Oscar Wilde's 'Salome' is a play based on a story from the Bible. It tells the tragic story of Salome, King Herod's stepdaughter. In this lesson, you'll learn more about the plot of ''Salome.''

Background of Salome

Salome is a one-act play written by Oscar Wilde. It's loosely based on the Biblical story as told in the New Testament books Mark 6:15-29 and Matthew 14:1-12, though the character of Salome is not named in the Bible. The play is set during biblical times and takes place in Judea, a historical region that was located in the Middle East, near what is Palestine and Israel today.

Salome is the stepdaughter of King Herod of Judea. Herod's wife is Herodias, who is cursed by a prophet named Jokanaan (known as John the Baptist in the Bible). He says that the king's marriage is unlawful because Herodias is the widow of Herod's brother. In the Bible, Salome helps her mother seek revenge on John the Baptist, but in Wilde's play, Salome's decisions regarding Jokanaan are the result of her own desire for lust-driven revenge.
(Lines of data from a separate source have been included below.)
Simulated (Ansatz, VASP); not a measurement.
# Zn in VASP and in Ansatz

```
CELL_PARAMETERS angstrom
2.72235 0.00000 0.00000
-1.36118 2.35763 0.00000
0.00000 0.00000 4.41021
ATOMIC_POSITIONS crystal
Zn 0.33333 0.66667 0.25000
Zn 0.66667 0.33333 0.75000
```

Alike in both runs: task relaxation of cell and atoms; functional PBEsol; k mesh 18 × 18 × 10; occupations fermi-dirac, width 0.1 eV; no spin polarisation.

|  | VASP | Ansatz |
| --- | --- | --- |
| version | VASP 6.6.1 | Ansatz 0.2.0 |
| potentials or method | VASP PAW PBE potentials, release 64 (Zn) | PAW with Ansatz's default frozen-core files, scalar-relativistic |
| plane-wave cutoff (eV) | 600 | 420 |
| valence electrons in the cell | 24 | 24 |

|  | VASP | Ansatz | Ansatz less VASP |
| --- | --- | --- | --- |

Because British law at the time forbade the public performance of plays depicting Biblical characters, Wilde wrote Salome in French. It was first performed as a play in France. Eventually, Wilde was able to translate the play to English. It was performed for British audiences for the first time in 1918, several years after Wilde's death.

Plot Summary

As the play opens, a young Syrian is standing near a cistern with two soldiers of Judea. The Syrian tells the young princess Salome that she is beautiful, but she does not return his affections. Salome inquires about the cistern and is told that a prophet, Jokanaan (John the Baptist), has been captured by the king and is held prisoner.

The princess demands that the soldiers allow her to see Jokanaan, and when they finally relent, she is immediately intrigued by him, saying that 'he is like an image of silver' and comparing him to the moon. She declares herself to be 'amorous of his body,' which she says, 'is white, like the lilies of a field that the mower hath never mowed.' But she also expresses fear and disgust at his appearance, saying that his body is 'like a plastered wall where the scorpions have made their nest.'

As she continues her speech about Jokanaan's horrid beauty, the prophet repeatedly demands that she get away from him, declaring her the daughter of Babylon and Sodom. Jokanaan does not even look at Salome because she is the daughter of the sinful and incestuous Herodias, who is the widow of one of King Herod's brothers.

Salome seems to completely ignore Jokanaan's protests and declares, 'I will kiss thy mouth, Jokanaan. I will kiss thy mouth.' The young Syrian repeats his admiration for Salome's beauty and begs her to stop declaring her lust for the prophet, but she completely ignores the Syrian. When she repeats her intention to kiss Jokanaan, the Syrian kills himself. Seemingly completely oblivious to anything but Jokanaan, Salome continually repeats her intention to kiss him. But Jokanaan is not interested in the affection of a 'daughter of adultery' and tells Salome she should seek God.

Meanwhile, King Herod, Salome's stepfather, is hosting a banquet, but he leaves to go search for his stepdaughter because she did not return to the feast when he ordered her to. Herodias, Herod's wife and Salome's mother, follows the king, demanding that he 'must not look at' Salome and accuses him of 'always looking at her.'

As he is looking for Salome, Herod gives a speech about the moon, likening it to a naked woman as Herodias attempts to get her husband to stop looking for Salome and return to the banquet. In his search for his stepdaughter, Herod slips on the blood of the young Syrian; he sees this as a bad omen.

When Herod finally finds Salome, he offers her some wine, asking her to 'dip into it thy little red lips, that I may drain the cup.' She refuses, and Herod complains of her disobedience to Herodias, who says that her daughter is acting correctly, demanding to know why her husband is 'always gazing at her.' Herod ignores his wife and offers to allow Salome to sit on the queen's throne but is once again refused.

Jokanaan's voice is then heard delivering a vague warning about the coming of a time he has prophesied. Herodias tries to demand that he be silenced, saying that 'this man is forever hurling insults against me,' but her husband denies that this is true and declares Jokanaan to be 'a very great prophet.' At this, a religious dispute breaks out among the guests of the banquet, frustrating the king. Jokanaan's voice appears once again, and once again the king and queen argue over whether the prophet is insulting Herodias, with Herod claiming that he is not doing so because he never said her name specifically.